BURNLEY is in the top 20 worst places to live in the country, so says a report out this week.
Yawn - tell me something new.
I'm not being derogatory to the people of Burnley, it's just that we've heard it all before haven't we?
In fact, I seem to remember that around this time last year some high-ranking official in Hackney was sounding-off about what an outrage it was after the London borough was voted top of the list.
And I'd bet a tenner that the local paper for Middlesbrough (named this year's worst) is, as we speak, working on a spread defending its town, rounding up mayors and local dignitaries to defend their patch.
I wouldn't waste my energy - these polls really aren't worth the paper they're written on.
Are we really bothered what a bunch of smug young researchers holed up in an office in central London think?
I know I'm not.
But just in case anybody in Burnley is offended or worried that they're living in a Dickensian cesspit, let's get a few things straight.
First off, the results of this particular poll have been worked out by a computer, based on crime rates, environment, lifestyle, health, education and employment levels.
Not by a human being who got a sense of what life in Burnley, Middlesbrough or Hackney was actually like.
They've not taken into consideration any of the things that really matter to most people - what their neighbours are like, how close to their family they live, how many mates they've got to go to the pub with at the weekend.
Mind you, at least this poll actually has some facts involved.
Most of these dodgy "surveys" plastered all over the newspapers aren't really news at all.
What they are is the product of those clipboard-wielding maniacs who hawk around shopping malls pouncing on the vulnerable and the elderly, quizzing them on everything from how much a month they spend on washing powder to what they think about Gordon Brown.
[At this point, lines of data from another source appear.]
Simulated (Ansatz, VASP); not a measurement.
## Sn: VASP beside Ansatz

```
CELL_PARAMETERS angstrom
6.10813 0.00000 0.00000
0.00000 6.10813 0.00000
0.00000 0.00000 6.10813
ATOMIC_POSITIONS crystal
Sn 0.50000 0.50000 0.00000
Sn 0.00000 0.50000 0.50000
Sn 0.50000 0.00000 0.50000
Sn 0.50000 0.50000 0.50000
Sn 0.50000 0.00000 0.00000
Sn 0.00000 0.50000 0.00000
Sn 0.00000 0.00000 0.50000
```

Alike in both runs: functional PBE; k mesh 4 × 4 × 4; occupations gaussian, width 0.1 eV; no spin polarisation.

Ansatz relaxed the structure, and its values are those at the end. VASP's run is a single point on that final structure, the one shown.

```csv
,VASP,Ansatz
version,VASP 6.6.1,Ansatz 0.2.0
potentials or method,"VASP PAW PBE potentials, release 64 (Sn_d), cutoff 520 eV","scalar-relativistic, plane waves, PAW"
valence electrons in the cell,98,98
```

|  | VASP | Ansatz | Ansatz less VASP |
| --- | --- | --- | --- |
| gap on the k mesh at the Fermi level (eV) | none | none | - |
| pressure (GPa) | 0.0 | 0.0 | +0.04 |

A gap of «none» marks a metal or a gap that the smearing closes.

Of course any sane person knows that as soon as you see one of these market researchers heading your way you clamp your eyes to the ground and quicken your pace, walking several paces out of your way to avoid their path.
If they sneak up on you by surprise you adopt a harassed expression and say "Sorry! Not got time, I'm late!" and sprint off.
The only people that actually do stop to answer these inane questions are, quite frankly, usually a bit weird, and not what I'd call an accurate representation of the general public.
And then they have the cheek to compile the results and present the findings back to us as fact!